Casey Kaplan Gallery
525 West 21st Street, 212-645-7335
Chelsea
June 30 - August 4, 2006
Reception: Friday, June 30, 6 - 8 PM
Web Site
Curated by Daniel Baumann
John Armleder, Justin Beal, Trisha Donnelly, Isa Genzken, Julian Göthe, Wade Guyton, Rachel Harrison, Nathan Hylden, Liz Larner, Elfie Semotan, Andro Wekua, Heimo Zobernig
Pose and sculpture are two terms that, in recent times, elicited nothing so much as derision and contempt: pose for being associated with phony social behavior and in authenticity; sculpture because it was juxtaposed with an anti-modernist practice. Freestanding sculpture was seen as a form of glorification, illusion, and hierarchy—a way to fetishize permanence rather than reflecting context, contingency, process, and the contemporary world. It wasn’t until early Constructivism and Minimal Art that new forms of sculpture were established. A process-oriented art, one that focused on the viewer and his actual experience of time and space, replaced the traditional face-to-face encounter that had dominated art for centuries. More recently, this important shift culminated in installation art, transforming an emancipatory gesture into a space for the event culture as a commodity.

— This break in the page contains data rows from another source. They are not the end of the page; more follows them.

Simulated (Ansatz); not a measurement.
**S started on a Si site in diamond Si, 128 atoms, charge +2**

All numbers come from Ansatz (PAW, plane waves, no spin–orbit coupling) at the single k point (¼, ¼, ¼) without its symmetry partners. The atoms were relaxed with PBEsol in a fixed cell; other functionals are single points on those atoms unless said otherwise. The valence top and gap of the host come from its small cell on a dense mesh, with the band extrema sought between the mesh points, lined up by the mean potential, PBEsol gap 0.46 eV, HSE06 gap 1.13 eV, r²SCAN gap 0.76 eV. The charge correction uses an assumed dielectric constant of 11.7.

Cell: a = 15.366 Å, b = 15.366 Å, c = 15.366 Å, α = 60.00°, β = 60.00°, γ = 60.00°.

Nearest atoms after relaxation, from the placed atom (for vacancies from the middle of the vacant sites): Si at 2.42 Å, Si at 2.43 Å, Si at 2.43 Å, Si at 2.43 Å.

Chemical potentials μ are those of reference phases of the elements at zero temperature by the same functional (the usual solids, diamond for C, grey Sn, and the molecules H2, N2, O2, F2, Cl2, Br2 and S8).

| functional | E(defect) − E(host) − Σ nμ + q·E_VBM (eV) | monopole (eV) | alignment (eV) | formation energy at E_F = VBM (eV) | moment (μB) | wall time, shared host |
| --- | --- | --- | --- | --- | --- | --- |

It is for these reasons-not out of nostalgia or sentimentality-that this year’s summer show at Casey Kaplan Gallery focuses on pose and sculpture, to introduce distance in a time obsessed with identification and immersion. Displayed in the gallery’s two spaces are sculptures by John Armleder, Justin Beal, Trisha Donnelly, Isa Genzken, Julian Göthe, Wade Guyton, Rachel Harrison, Nathan Hylden, Liz Larner, Andro Wekua, and Heimo Zobernig. On the walls hang portraits of artists, writers, actors, and musicians by the U.S.Austrian photographer Elfie Semotan. The portraits reveal the ambiguous relationship between the model and the photographer-a relationship that becomes even more controversial when the artist is put into the role of the object and thus becomes “sculpture.” In this way, pose becomes central not only as an elegant camouflage but as a virtuous expression of contempt. Now the freestanding sculptures don’t face a photographer, but the dubious history of sculpture itself—and, possibly, a skeptical spectator. Standing in front of us with the same self-consciousness that the subject needs posing in front of the camera, they demand the distance necessary to create space for reflection.